I don't see how this follows or doesn't follow from physics. Certainly, according to physics, God is not necessary. But to most believers God is not something that cares about physics, because God exists outside physics. Physics can only comment on what is governed by physics. Telling people they are ignorant does not refute this basic objection.

I'll put in another way. Perhaps we can say everything we want about the closed (let's just say 10-dimensional) manifold on which we live. We can pinpoint exactly where the negative signature of the metric degenerates, we can solve Cauchy problem for all time, or whatever. How does that tell us any information about a larger ambient manifold, or any disconnected components of the manifold? After all, Nash's Embedding Theorem holds for all signatures.

1 comments

TL;DR: It's a logic truth, if you accept the Big Bang theory, then God couldn't exist before the beginning of the universe.

I think you didn't understand the premise here.

The premise is: "The Universe started in the Big Bang.", now, following from that premise it's impossible to have a God before the Big Bang.

You can contest the Big Bang theory and with it find a loophole for the existence of God, but the OP was finding it "amusing" and nonsensical what actually follows directly from accepting the Big Bang theory: God couldn't exist before the beginning of the Universe.

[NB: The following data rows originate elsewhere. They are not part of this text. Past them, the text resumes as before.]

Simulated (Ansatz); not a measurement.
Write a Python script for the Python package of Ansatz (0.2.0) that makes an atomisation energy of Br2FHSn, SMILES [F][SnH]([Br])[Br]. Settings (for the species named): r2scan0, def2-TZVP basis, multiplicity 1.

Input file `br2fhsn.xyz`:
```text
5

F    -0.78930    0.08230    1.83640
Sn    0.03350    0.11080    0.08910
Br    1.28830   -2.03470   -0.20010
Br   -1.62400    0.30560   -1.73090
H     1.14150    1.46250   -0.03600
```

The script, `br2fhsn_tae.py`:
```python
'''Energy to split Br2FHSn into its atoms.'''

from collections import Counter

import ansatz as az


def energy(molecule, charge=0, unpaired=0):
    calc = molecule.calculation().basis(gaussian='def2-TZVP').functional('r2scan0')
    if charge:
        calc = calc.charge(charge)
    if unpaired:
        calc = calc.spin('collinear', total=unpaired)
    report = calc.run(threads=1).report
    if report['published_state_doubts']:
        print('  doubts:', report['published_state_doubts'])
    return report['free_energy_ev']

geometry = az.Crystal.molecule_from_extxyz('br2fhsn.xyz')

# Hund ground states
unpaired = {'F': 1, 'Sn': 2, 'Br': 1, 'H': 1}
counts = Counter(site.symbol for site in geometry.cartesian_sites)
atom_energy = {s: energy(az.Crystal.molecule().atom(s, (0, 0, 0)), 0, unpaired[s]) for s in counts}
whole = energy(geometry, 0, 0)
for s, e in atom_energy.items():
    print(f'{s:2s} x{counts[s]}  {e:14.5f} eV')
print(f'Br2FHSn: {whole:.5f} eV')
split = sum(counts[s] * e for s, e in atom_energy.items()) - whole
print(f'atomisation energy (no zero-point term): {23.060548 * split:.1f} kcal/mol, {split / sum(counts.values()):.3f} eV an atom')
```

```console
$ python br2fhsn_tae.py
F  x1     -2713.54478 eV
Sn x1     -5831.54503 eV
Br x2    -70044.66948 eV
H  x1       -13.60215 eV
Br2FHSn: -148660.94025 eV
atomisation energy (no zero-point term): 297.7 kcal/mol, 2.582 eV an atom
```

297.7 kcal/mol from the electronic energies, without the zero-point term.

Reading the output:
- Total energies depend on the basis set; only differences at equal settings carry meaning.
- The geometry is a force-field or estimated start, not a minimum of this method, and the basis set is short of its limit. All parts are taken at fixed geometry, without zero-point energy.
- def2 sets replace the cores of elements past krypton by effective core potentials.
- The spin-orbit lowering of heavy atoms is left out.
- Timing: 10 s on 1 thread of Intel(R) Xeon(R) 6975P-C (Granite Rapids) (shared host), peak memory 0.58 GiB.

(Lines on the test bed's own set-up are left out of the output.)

This assumes that the Universe contains God. Most understandings of a divine creator place him outside the bounds of the physical universe, and therefore immune to your argument. Unless you're referring to a specific idea of "God" that does include him/her/it as a part of the universe.
If the God is outside the physical bounds of the Universe then he cannot interact with the Universe. From the moment the God can exert some change or even just observe parts of the universe then he must be within the physical bounds of the Universe.

Again, the issue here lies in your understanding of the Big Bang theory.

Let me present an alternative scenario, if a video game developer creates a virtual world, is he required to exist within the virtual world to exert any change or "even just observe parts" of the virtual world?
Ok, but this is just playing with the word "before".